Indexing Recent Content in Search Engines

For many search queries, very recent search results (such as from the last 6-12 hours) are preferred over older and more stale results that might rank well based upon popularity signals, including significant past user traffic that might cause them to have been assigned a high ranking. That may work fine if you think of search engines as a repository of pages that might be relevant as references, like a library.

But with the Web becoming a place where people frequently tweet social networking updates, with news sources striving to be the first to publish about breaking topics, bloggers publishing on new topics, merchants offering new products and discounting old ones, and other content online appearing with an emphasis on freshness, search engines are becoming increasingly a near real-time monitor of the World around us.

An old Linotype type setting machine that had possibly more moving parts when it was built than anything else.

A sign on the Linotype type setting machine above notes that it had more moving parts when it was constructed than anything else ever built by man. It didn’t produce fresh content that quickly either, but it was state of the art at the time.

Towards the end of last year, I wrote a post on the topic of Google’s New Freshness Update: Social Media Has Changed the Expectations of Searchers.

About a month before that, I wrote about how Yahoo might look to social media to discover new URLS on bursty and fresh topics in Do Search Engines Use Social Media to Discover New Topics?

With both Google and Yahoo exploring new ways of discovering fresher content for search results, that leaves us wondering what Bing might be doing in that area.

One of the things that I really like about Google’s search results is the ability to refine my search results to content from the past hour, past 24 hours, past week, past month, and past year, or a custom date range. Yahoo also offers the chance to filter searches by past day, past week, and past month. And even though Yahoo uses Bing’s crawling data, Bing doesn’t provide that kind of filtering by recent time periods.

A Microsoft patent granted this week discusses a strategy they may use to try to include more fresh content in their search results.

The process involves using an “in-memory” index in addition to Bing’s inverted index to return results from by the search engine. The in-memory index would be updated during the course of a day, and includes fresher content than Bing’s inverted index of the Web. Content added to the in-memory index might be folded into Bing’s inverted index on a daily basis, or some other set amount of time.

Searches would be responded to by the inverted index, and then the in-memory index would be checked for additional relevant results, which includes fresher content added during the course of a day. After that, the results returned would be ranked and would include very recent results if there are any.

We don’t know if the process described in this patent is one that Microsoft implemented already, is one that they explored and decided upon a different approach, or may be already obsolete. We do know that Google’s Caffeine update, which introduced the Percolator system to Google’s index to move from a batch update of their index to an incremental, one took place a couple of years ago.

The process described in this patent appears to provide updated content to searchers while still retaining a batch process that folds that new content into the older database on a periodic basis.

So, what kind of content gets added to the in-memory index?
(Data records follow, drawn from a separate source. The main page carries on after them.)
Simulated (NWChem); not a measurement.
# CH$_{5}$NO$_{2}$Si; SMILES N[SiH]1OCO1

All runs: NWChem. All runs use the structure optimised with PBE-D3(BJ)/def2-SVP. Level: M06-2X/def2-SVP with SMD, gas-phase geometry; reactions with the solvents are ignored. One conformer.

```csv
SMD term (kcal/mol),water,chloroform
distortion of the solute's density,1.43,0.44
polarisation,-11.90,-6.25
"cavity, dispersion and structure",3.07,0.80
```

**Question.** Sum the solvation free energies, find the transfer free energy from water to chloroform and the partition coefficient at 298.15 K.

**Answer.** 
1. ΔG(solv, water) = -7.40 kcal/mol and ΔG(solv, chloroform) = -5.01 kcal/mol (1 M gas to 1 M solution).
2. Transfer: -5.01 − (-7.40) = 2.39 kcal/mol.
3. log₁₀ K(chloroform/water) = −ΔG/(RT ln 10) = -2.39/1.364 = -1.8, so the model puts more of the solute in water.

Significant user behavior centered around a document may trigger the addition of content to that in-memory index. That behavior might come from a pre-determined recent time frame, such as within the last 12 hours or within the last seven 7 days. Significant means activity from enough different users during that time frame.

Another signal that might be looked at is whether the behavior is tied to a modification made to a page, such as a change to content that alters at least one term on a page, such as a new price at a retail-based site.

The search engine might learn about those modifications of content and signs of significant user behavior through update files from sites, like product submission feeds and XML sitemaps and potentially even something like Twitter’s data feed of new tweets, and by crawling the pages of a site and comparing them to earlier versions.

A search of Bing for some very recent topical subjects, like a search for [earthquake] doesn’t show the kind of recent results that I would expect, so it’s possible that they haven’t incorporated this change into their results.

The Microsoft patent is:

Using behavior data to quickly improve search ranking
Invented by Walter Sun, Jay Kumar Goyal, Pratibha Permandla, Yinzhe Yu, and Jingfeng Li
Assigned to Microsoft
US Patent 8,244,701
Granted August 14, 2012
Filed: June 27, 2011

Abstract

Systems and methods for applying user behavior data to improve search query result ranking are provided. Upon receiving an update file indicating that recent, significant user behavior data is available for a document associated with an inverted index, the update file is published periodically and frequently to an index server. After filtering out the relevant update information from the update file, the index server extracts identifiers of the documents having the associated user behavior data. The update file and the identifier of the documents are utilized to update an in-memory index containing representations of metadata indicative of the user behavior.

The in-memory index is continuously updated and utilized to serve search query results in response to user search queries. Search query results from the in-memory index are ranked using the user behavior data prior to serving. Thus, results associated with recent, significant user-behavior metadata receive prominent placement on the search results page.

Take Aways

One of the areas that Bing seems to fall behind Google and Yahoo is in showing search results filtered by the past day, week, and month. I’m not sure why Yahoo offers this feature and Bing doesn’t. A look at search results for a term like [earthquake] at Google and Bing shows some slightly more timely results from Google than from Bing, but the real-time results that Google used to show that included data from Twitter’s data stream are missed in this area.

The process described in this Microsoft patent shows a step towards the incremental indexing of search results that Google achieved with their Caffeine update, but it doesn’t seem like Bing has implemented this process yet in a way that would surface more recent content. It’s possible that such a change might bring lower quality search results to Bing, and that might be keeping this process from being used.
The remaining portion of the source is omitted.